"Oh yeah, there were plenty of guys on the Nationwide Tour who smoked in the middle of the round...We always talked about it. You could go in the Porta John and take your drags."

It's always fun to read a well done player profile, especially when the player is interesting and his story is bound to have men in Oxford's running around PGA Tour offices trying to figure out the spin.

So while all the stuff Dave Shedloski tells us about in the Robert Garrigus story--Memphis last year, the 2011 U.S. Open and his struggle with addiction--these are the comments bound to be brought up the next time Tim Finchem claims that PGA Tour pros are all angels and drug testing was unnecessary.

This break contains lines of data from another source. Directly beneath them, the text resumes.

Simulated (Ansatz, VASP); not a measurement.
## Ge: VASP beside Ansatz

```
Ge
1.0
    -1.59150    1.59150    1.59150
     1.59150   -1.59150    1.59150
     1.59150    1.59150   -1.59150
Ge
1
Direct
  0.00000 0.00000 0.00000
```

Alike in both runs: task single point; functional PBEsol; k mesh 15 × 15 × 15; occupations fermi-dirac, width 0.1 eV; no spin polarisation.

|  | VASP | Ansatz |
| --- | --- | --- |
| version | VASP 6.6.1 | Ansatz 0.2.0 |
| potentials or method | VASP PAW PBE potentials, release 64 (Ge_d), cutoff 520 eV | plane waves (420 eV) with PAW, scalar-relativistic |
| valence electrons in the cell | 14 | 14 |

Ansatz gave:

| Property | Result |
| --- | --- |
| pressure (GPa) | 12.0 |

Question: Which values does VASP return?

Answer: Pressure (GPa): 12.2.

When he arrived at Scottsdale Community College, he majored in golf but excelled in chemistry. "It was all golf and partying," Garrigus says. "I never did hard drugs. I never did coke or LSD. It was just smoking and drinking and hanging out with friends. It was just a change for me, but the smoking got to be habitual: five, 10, maybe 20 times a day. I didn't keep track of how much. I constantly needed to be high. And I took it to the max. Every single day. Mostly just smoking, smoking, smoking."

And he took it with him when he turned professional in 1997, first to the Hooters and Gateway tours, and then, in 2000, to the Buy.com Tour (today's Nationwide Tour). It was as much a part of his routine as hitting golf balls. Not surprisingly, his scores got high, too.

"I played well in spurts, but I would be really inconsistent," he says. "I had no idea what the hell I was doing. It's hard to be consistent if your body isn't right, but it was part of my everyday life."

That included lighting up inside the ropes, if you must know.

"Oh yeah, there were plenty of guys on the Nationwide Tour who smoked in the middle of the round," Garrigus says without blanching. "We always talked about it. You could go in the Porta John and take your drags.

"I had a very high tolerance, and I didn't know that it wasn't helping me," he says. "All you're thinking is that it feels good, so it must be good for what you're doing. It wasn't until I quit that I realized how stupid it was. But I don't regret any of it because it put me on the path I'm on now."

The period in question is the 2002 season, six years before the tour instituted drug testing. Ty Votaw, PGA Tour vice president of communications, said the tour had no comment.

No comment? Come on!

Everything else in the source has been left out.